It certainly seems like a clear win, although I'm not sure the interface exposed by etcd/raft would be suitable for the full extent of the optimization:

The leader may even commit an entry before it has been written to its own disk, if a majority of
followers have written it to their disks; this is still safe

I doubt supporting that case is very important in practice anyway, though.

Yes, more or less, although that diagram doesn't quite work for the architecture of etcd/raft. And I agree that the edge case of a leader committing an entry without having it in its own log is not worth supporting.

Most of this was addressed in https://github.com/cockroachdb/cockroach/pull/19229. The original idea was tested in https://github.com/cockroachdb/cockroach/pull/18710, where it did not show a significant speedup. I may revisit that branch in the future.

There are a few other ideas here related to batching of disk writes/syncs beneath Raft. None of these will be addressed in the 2.0 timeframe.
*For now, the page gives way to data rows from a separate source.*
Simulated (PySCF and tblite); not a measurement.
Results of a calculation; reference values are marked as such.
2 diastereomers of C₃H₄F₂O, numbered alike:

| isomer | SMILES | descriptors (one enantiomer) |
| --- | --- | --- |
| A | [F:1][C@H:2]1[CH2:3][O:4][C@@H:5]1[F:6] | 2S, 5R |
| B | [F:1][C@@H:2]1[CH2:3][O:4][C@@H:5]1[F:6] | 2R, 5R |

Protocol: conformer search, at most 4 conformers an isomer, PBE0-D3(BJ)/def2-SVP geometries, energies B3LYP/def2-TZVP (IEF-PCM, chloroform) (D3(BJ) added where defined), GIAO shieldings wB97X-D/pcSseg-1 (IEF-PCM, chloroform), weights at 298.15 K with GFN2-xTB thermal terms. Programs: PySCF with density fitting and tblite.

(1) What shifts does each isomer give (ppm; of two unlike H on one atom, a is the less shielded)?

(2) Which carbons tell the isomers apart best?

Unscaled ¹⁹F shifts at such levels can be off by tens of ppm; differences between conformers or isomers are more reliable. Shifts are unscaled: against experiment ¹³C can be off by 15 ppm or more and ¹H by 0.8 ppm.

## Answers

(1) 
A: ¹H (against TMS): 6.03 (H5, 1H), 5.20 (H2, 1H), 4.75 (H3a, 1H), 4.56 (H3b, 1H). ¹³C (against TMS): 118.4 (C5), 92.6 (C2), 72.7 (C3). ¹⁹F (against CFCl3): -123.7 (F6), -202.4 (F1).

This isn't very interesting anymore thanks to txn pipelining. The optimization here allows us to acknowledge writes earlier but it doesn't allow us to take them out of the command queue any sooner. Since txn pipelining uses QueryIntent requests to wait in the command queue while waiting for writes to finish, it won't see any difference with this change. Closing for now.

I'm reviving this issue with a few adjustments. Originally, the issue focused on when to respond to clients waiting on Raft proposals. I think we should revisit this question but look to address it by reworking the Raft pipeline itself. Specifically, Raft's append/commit stage can be decoupled from its apply stage. From Raft's perspective, entry application can be fully asynchronous. In practice, this would mean that Raft's main processing loop would enqueue entries in rd.CommittedEntries to be applied on a separate goroutine instead of applying them itself. This has been discussed before, such as in https://github.com/cockroachdb/cockroach/issues/19156.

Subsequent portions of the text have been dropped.